How Will Brexit Affect Aviation And Travel?
How Will Brexit Affect Aviation And Travel?
One of the most talked about topic in the past few years is Brexit. A very bizarre decision is turning out to be diving people all around the British Isles, damaging the British economy and affecting business decisions all around the globe. As the uncertainty of Brexit is still hanging above the skies of the United Kingdom, airlines and travelers have just one thing in their minds. How will Brexit affect me? The answer to this question is quite complex. Anyhow, in this article I will present the current situation of the British aviation industry. Then, I will try to showcase the potential impact of the political debacle to airlines, the aviation industry in Britain and to people that travel via air.

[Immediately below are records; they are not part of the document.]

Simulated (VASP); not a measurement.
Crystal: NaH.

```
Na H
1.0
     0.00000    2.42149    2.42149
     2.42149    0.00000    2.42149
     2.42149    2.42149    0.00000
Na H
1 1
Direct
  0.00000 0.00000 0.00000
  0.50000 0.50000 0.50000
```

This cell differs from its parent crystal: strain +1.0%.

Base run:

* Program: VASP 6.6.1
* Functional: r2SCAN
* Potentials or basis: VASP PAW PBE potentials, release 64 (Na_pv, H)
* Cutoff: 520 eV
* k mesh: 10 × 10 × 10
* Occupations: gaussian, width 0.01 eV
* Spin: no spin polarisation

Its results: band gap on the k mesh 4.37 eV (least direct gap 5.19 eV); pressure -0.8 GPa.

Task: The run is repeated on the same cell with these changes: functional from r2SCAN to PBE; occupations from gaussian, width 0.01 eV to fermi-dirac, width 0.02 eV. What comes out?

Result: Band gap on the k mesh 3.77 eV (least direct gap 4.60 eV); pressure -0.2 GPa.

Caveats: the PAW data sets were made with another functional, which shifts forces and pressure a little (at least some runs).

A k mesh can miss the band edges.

Aviation In Britain – The Current Times
Currently, the UK boasts the third biggest aviation sector in the world. According to Eurostat, over 264 million passengers have traveled by air in Britain in 2017. The second biggest market in Europe is Germany, with airlines transferring over 212 million passengers. To illustrate, the passenger gap between the UK and Germany is about the same size as the market in Greece. In 2017, Greece has seen 50 million passengers travel to and from the country. Airports in the UK are also performing phenomenally. For example, out of the top 20 airports in the European Union, 4 airports are in the UK. London Heathrow, Gatwick, Manchester International and London Stansted is the 1st, 7th, 15th and 19th airport in Europe by passenger traffic respectively. The United Kingdom also carries the most passengers between the European Union Countries. Eurostat measures that in 2017, 165 million travelers flew from/to UK’s airports from/to states in the European Union. Considering that the next largest country is Spain, which carried 143 million people, the UK’s airports also carry a lot more passengers. Trans-Atlantic routes play a very big part in the British aviation industry. 20 million passengers traveled between the UK and the US in 2017. Canada added 3 more million passengers. According to KMPG, more than 30% of flights between the US and Europe land in British airports.
easyJet's aircraft at Manchester Airport
And finally, probably the 2 most important numbers of them all. A study by Oxford Economics has concluded that aviation contributes £29 billion to Britain‘s GDP. The number includes contributions made by tourists that have landed in the UK via air. The same study also indicates that aviation, with tourism included, creates more than 565 thousand jobs. In the grand scheme of things, that's almost 5% of Britain‘s GDP and workforce created by aviation. To sum up, the aviation sector is in a very healthy state. Record-breaking numbers for the last few years, rising economic impact makes aviation an important part of the British economy. However, is it really in a healthy state? Some numbers might state otherwise.
Brexit affecting airlines
As mentioned just above, the grass might not be so green after all. After the British government announced Brexit, financially airlines were hit hard. On average, airlines that were registered in the United Kingdom lost 33% share value. Comparing to other economic sectors, Brexit hit the airline industry the hardest. And to be honest, that should not surprise anyone. UK’s airlines still operate under the laws of the European Union and EU agencies control UK’s aviation laws. To be exact, ECAA, EASA and ECJ regulate the unified airspace above Europe. If Brexit goes through without a deal, the airlines registered in the UK and operating under a British AOC (Air Operator’s certificate) will have their inter-EU operations stopped. The potential consequences could be catastrophic. Airlines already struggle due to rising fuel costs. For example, Monarch went bankrupt, Flybe is hoping for a messiah to rescue them (and it seems like they have found one) Plus, the EU negotiated the Open Skies agreement with the US. If the UK were to exit the European Union, this deal would not include the UK and any air traffic between the UK and the US would be stopped. And those are British airlines which struggle amidst rising passenger numbers. Imagine if they had to stop operations for a short period of time - many more airlines would bury their brand names 6 feet under. IATA has predicted the potential consequences of a soft, moderate and hard Brexit in passenger numbers for 2035. If Britain negotiates a soft exit, their passenger numbers in 2035 are forecast to be 309 million. Moderate exit drops that number to 301 million. Similarly, a hard exit means a drop in the forecasted numbers and equals 290 million passengers.